Fitch Ratings thinks that Canadian home prices will manage to stay flat or dip just a little bit this year, despite its belief that they are 20 per cent too high, because of the strength in the housing market.
The expected decline in the pace of home price growth, coupled with high consumer debts, will likely lead to a rise in mortgage delinquencies, although they will remain at relatively low levels, the rating agency added.
Fitch has been saying for roughly a year that it believes Canadian home prices are overvalued to the tune of 20 per cent. But in a report released Tuesday it suggested that it does not forecast much trouble for the market in 2014, saying that a "correction [is] not yet in sight" for Canada and a number of other countries that it has been concerned about.

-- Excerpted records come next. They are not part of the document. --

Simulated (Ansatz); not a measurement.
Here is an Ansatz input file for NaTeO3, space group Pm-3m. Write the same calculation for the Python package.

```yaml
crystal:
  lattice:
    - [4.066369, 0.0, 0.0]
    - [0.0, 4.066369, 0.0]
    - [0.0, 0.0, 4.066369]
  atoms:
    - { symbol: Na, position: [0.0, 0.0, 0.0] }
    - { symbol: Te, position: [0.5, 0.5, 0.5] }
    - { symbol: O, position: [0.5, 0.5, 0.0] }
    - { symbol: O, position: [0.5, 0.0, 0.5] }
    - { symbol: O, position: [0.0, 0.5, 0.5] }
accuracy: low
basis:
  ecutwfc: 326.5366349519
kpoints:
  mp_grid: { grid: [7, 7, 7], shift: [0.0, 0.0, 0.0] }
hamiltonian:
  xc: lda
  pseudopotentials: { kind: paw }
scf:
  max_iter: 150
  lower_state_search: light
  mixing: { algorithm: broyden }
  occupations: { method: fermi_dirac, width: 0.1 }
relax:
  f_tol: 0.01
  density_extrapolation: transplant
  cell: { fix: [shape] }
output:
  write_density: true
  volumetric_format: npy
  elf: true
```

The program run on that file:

While most economists agree that Canadian home prices are currently too high, estimates of the overvaluation range from 5 or 8 per cent to 60 per cent. Policy-makers here are hoping that employment and incomes will rise while home prices flatten out, helping the situation to sort itself out without any sharp drop in prices. But if the housing market keeps up its momentum – which is fuelled in large part by low interest rates – risks will continue to build up in the system. The market staged a surprisingly strong rebound in the middle of 2013, but recently has shown signs that the momentum is petering out: the number of existing homes that changed hands has slipped down month-to-month for three months in a row.
While Fitch expects rising economic growth and supportive government policies to boost mortgage lending in most countries this year, it sees lending volumes softening in Canada because of measures Ottawa has been taking to curb the housing market.
"The Canadian government is exerting a moderating influence on the market, following concerns over the long-term viability of household debt levels and high prices," it said in the report. "This should lead to muted lending in 2014/15."
The Canadian Association of Accredited Mortgage Professionals forecasts that mortgage credit will rise by 3.25 per cent this year and by 3 per cent in 2015, compared to an average rate of 8.6 per cent during the past decade. That would bring the total amount of residential mortgage debt that Canadians have outstanding to about $1.29-trillion by the end of 2015.
"While Canadian prices may fall this year, Fitch believes any decline would be slight due to the country's strong macro-economic trends and cautious lending policies driven by government measures, which are expected to slow lending in 2014," the rating agency said in its report.
But it added that affordability "is already very stretched" despite record low interest rates, and that if the Bank of Canada raises interest rates later this year that will put additional stress on the market.
While many economists don't expect the central bank to raise rates until the middle of 2015 or even later, Fitch says it expects them to go up towards the end of 2014.
"Fitch expects mortgage rates to remain mostly steady initially in 2014, though there is likely going to be more upward pressure nearing the end of the year from both U.S. policy and Canada's internal government," it said.
Mortgage prices tend to follow changes in five-year government bond yields (because those impact the price that banks pay to obtain money to lend out), and Canadian bond yields tend to follow U.S. bond yields, meaning that Canadian mortgage rates depend in large part on the outlook for the U.S. economy.
Royal Bank of Canada, this country's largest mortgage lender, cut a number of its fixed mortgage rates by 10 basis points this past weekend. Lenders such as Home Trust and First National Financial LP have also decreased their rates this month.
"Primarily due to rising home prices, household debt-to-disposable income ratios have risen dramatically over the past decade, despite a large drop in mortgage rates over the same period," Fitch noted.
It expects the ratios to stabilize this year as home price growth slows or reverses. "Nearing the end of 2014, there may be increased risks of rising debt ratios given pressure from rising interest rates," it said.